There was also a sunken den, popular in the 1970s, that didn’t sit well with the contemporary young couple, but Lee decided the overall layout was appealing.

“I loved the floor plan, and I realized I could work with it.”

Luckily, Chen is “handy and ambitious”, Lee says. Shortly after the purchase, the two embarked on a 10-month remodeling project.

“We spent many late nights and weekends working — putting up wallpaper, laying the hardwood floors. When I suggested something, he would just say, ‘Let’s do it.’ I had a great partner to work with on this.”

Creating more space, and in some cases just the illusion of more space, took top priority. Wherever possible — including the main entryway, the kitchen and throughout the front living area — they raised ceilings, and widened and lengthened doorways. They also knocked out a wall between the dining and living rooms.

“As soon as you raise the ceiling, you feel like you are in a bigger house,” she says.

They completely gutted the kitchen, lifting sections of the ceilings and installing custom-made 42-inch cabinets.

“The longer cabinets draw the eye upward and make the kitchen feel taller.”

She says lighting is vital to her interior design: “I like halogen lights because they produce a soft glow … and nothing looks great in fluorescent light.”

Then there was that sunken den — they filled it with concrete to make it level with the rest of the ground before covering it with mocha-colored flooring.

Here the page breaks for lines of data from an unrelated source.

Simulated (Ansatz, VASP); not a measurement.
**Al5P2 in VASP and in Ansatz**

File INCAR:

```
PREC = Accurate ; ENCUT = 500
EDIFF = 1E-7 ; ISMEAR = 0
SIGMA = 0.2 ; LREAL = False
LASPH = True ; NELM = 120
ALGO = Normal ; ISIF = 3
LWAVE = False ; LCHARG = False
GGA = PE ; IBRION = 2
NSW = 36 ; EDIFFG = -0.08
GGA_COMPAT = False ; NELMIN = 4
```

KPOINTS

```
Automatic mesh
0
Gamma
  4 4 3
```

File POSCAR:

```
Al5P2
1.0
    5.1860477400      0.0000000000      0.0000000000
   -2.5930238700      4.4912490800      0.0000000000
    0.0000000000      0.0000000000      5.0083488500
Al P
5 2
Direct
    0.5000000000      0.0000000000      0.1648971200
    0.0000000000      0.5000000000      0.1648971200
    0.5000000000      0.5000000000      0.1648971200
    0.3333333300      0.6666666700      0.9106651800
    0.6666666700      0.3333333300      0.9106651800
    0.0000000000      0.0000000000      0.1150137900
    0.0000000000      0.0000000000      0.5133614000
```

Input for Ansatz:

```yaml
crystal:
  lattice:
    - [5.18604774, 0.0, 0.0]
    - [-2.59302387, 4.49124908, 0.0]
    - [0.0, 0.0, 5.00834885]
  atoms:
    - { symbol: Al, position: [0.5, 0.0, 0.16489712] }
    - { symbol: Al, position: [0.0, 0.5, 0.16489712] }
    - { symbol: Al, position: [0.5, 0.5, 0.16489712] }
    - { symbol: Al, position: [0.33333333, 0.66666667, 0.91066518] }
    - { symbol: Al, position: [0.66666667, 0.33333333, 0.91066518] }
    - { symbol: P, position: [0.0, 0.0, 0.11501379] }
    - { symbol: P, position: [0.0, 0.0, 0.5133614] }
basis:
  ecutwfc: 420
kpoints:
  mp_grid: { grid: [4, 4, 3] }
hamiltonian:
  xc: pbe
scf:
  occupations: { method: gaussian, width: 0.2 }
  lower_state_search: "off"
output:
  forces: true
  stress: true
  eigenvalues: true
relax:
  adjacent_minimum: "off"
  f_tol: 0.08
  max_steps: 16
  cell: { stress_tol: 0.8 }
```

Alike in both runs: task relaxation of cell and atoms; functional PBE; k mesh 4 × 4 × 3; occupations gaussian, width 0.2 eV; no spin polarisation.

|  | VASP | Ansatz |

Next, they repurposed the sunroom. Lee’s meticulously aligned photos that cover one wall of the new room show off her eye for beauty and composition, and they tell a story about her life before Dallas.

“I lived out of a backpack for a year while I traveled the world,” she says as she narrates the images: Cambodia, Fiji, the island of Ko Phi Phi (where Leonardo DiCaprio filmed the movie “The Beach”), a floating market in Thailand where vendors in boats serve delicious dumplings, the mountains of New Zealand, and the Maldives (“hands down the most beautiful beaches anywhere,” Lee says).

Her international experience and her passion for salvaging old furniture and collecting art are evident in the home’s details. A Salvation Army-bought dresser with new paint and hardware serves as console table; a piano bench with an opaque leather seat sits at the end of a guest bed, bookended by color-splashed lamps that Lee shopped off Craigslist and topped with fresh shades.

She’s big on preservation and loves finding a new purpose for old furniture and accessories.

“If the structure is in good condition, I would rather see it go in someone’s home than in a landfill somewhere.”

Behind a big glass door that leads to the backyard, two dogs look longingly at Lee and offer the occasional “woof woof”.

Big golden Haley and tiny Sophie live with Lee permanently, but she says she frequently fosters animals.

“I’ve had about 20 dogs come through in the last year.”

From the fresh scent in the air and fur-free floors, one would never guess.

“I do a lot of sweeping,” she says.

Lee, like her home, has character, which contributes to her success in the design business. Coupled with her talent, that character has made her a celebrity. After submitting an audition video at the eleventh hour (“The night before the deadline, I decided to give it a shot,” she says), Lee was chosen for the HGTV reality show “Design Star”, where contestants compete to win their own TV show.

“I saw the show on TV and thought, I’ve done all this [to my own house]. It can’t be that hard.”

She apparently had yet to see the infamous kitchen remodel challenge.

“It had to be the most difficult thing I’ve ever done.”

She describes the 16-hour days in Los Angeles, laboring with little sleep — the toughest episode included the kitchen challenge, where she worked with a team of five to remodel a family’s kitchen in 26 hours.

“We spent three months remodeling our kitchen at home, and I thought that was tough,” she says.

She was disappointed to be the fifth person to be eliminated, though she says she was happy to get home and sleep.

Anyone who watches reality shows can tell you that the soft-spoken Lee is far too likeable to make it to the final round of the game show genre that loves polarizing personalities.

“It was a dream come true to be on the show,” Lee says. “I met some wonderful people and had a great learning experience.”

And does the Lake Highlands resident have any designs on returning to television?

She says she’d love to be a contestant on CBS’s “Amazing Race” someday.